# Google Earth



## k9sheriff (Dec 15, 2003)

I finally downloaded Google Earth after all of the heated debate over it, the curiosity has gotten the better of me.i'm quite amazed at the hight definition of the map and the different things you can do with it.I travel to alot of different areas to train and it's amazing how along with mapquest I can actually follow the roads to take and visually see the buildings that we use.I can see why it is a hot topic regarding potential "free"information for terrorist.Has anyone else found any other uses for it in a law enforcement capacity?


----------



## Crvtte65 (May 19, 2002)

I didn't even know there was debate over it. I downloaded it and have been using it for months. What is said issue?


----------



## EOD1 (Mar 11, 2004)

yeah, same here, i paid for the upgrade so i can use it w/ my GPS. I have a blast with it. you can go on the fly-over-africa from national geographic and u can zoom in on a people standing in huts, and a bird in flight, hippos its cool. I also marked 13 of the 14 worlds 8,000 meter peaks. u can also track fights to, thats kinda weird, u can almost look out your window and know which fight is over ur house. also D.C. is kinda cool- nothing like measuring the distance from Penn. ave fence line to the front of the white house.(243.36 ft)
its a fun program.


----------



## k9sheriff (Dec 15, 2003)

I don't know how long ago it was, but the only reason I found out about it was through Fox news.I think the attitude was that it would give potential terrorists a tool whereby they could easily plot targets for attacks by using Google Earth, or something to that effect.I havn't heard much about it lately though.It certainly is an incredible thing to use, like EOD1 says you can pretty much go anywhere.I still have alot ot learn about it though(it's features).


----------



## EOD1 (Mar 11, 2004)

the thing is that its not live photos, I know the the pic of my house is 6 years old. the 3D terrain mapping is cool. look at mount st hellens. its cool. mt rainer is cool. the pyramids @ giza look strange.


----------



## Guest (Mar 7, 2006)

Try microsoft's mapping site. It is alright if you need to go to look at structures from different angles.

http://local.live.com/


----------



## EOD1 (Mar 11, 2004)

its ok, google maps is good also for web based program also. but google earth is great.


----------



## jasonbr (Feb 9, 2006)

google earth doesn't even zoom in that much... i don't know what you guys are talking about seeing people. I had trouble finding my house. You can zoom in as much as you want but when you get close enough it just enlarges each pixel so your map looks like a dudes face on a cops episode.


----------



## k9sheriff (Dec 15, 2003)

MSP75, I just went to windows local.live.com and I really have to thank you.To anyone else, I thought Google Earth was good, but this site puts it to shame.The clarity and definition is far superior.It's unbelievable with the quality and does the same as Google Earth and more.I'm now going to delete Google.Again thanks, a great site to know about.


----------



## EOD1 (Mar 11, 2004)

i'll post the pic of the people in there huts(soon as i figure out how to). the quality is based off of how recent the sat image is taken. i still think google earth is better(u get the whole earth). i can zoom in 300 ft above my house with pretty damn good image quality. i can see people getting there ass kicked in the pool at dive school also. i can't zoom in near as well with microsoft. but the live preview thing is cool:
http://preview.local.live.com/
if they can make it an application like google, do it for the whole earth and add more birds eye/street level views it would be cool, hell my house is black and white and over 10 years old.

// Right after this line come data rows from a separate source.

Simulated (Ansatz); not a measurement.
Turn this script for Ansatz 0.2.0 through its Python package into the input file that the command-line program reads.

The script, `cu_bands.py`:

i used to get some what descent photos from imagezone but they were in 4"x4" squares. i used them to copy and paste them in microsoft paint and made a 40 mb map of my town thats 5'x3.5' took me months, but i had lots of time on bed rest following my injury.


----------



## EOD1 (Mar 11, 2004)

here are some of the close ups:
http://bbs.keyhole.com/ubb/postlist.php/Cat/0/Board/NGS

man waving hands








grand canyon








heres a scary one air craft carriers










http://bbs.keyhole.com/ubb/postlist.php/Cat/0/Board/NGS


----------



## Goose (Dec 1, 2004)

MSP75 said:


> Try microsoft's mapping site. It is alright if you need to go to look at structures from different angles.
> 
> http://local.live.com/


I remember when Microsoft came out with Terraserver several years ago...and it was free.

After they made it paid-only, it pissed me off. Typical Microsoft.

...and then came Google Earth...and it was good. :baby13:


----------



## Mike0114 (Mar 4, 2006)

EOD1 said:


> here are some of the close ups:
> http://bbs.keyhole.com/ubb/postlist.php/Cat/0/Board/NGShttp://bbs.keyhole.com/ubb/postlist.php/Cat/0/Board/NGS


Holy sh!t batman! That-is-awsome, I'm going to download that when I get home in the AM...

I like the guy in the first picture: tune in next week for the riveting conclusion of 'The Plane! The Plane!" or "Please Mr B52, don't deploy your ordinance on my blanket, this stuff is not insured."

-Mike


----------



## EOD1 (Mar 11, 2004)

there are alot of places that do suck for resolution. NH, VT, Parts of RI.


----------



## dmackack (May 27, 2003)

Scary stuff


----------



## dmackack (May 27, 2003)

here is the same carrier using windows live


----------



## EOD1 (Mar 11, 2004)

yeah thats birds eye view would be alot cooler if it had better availibility


----------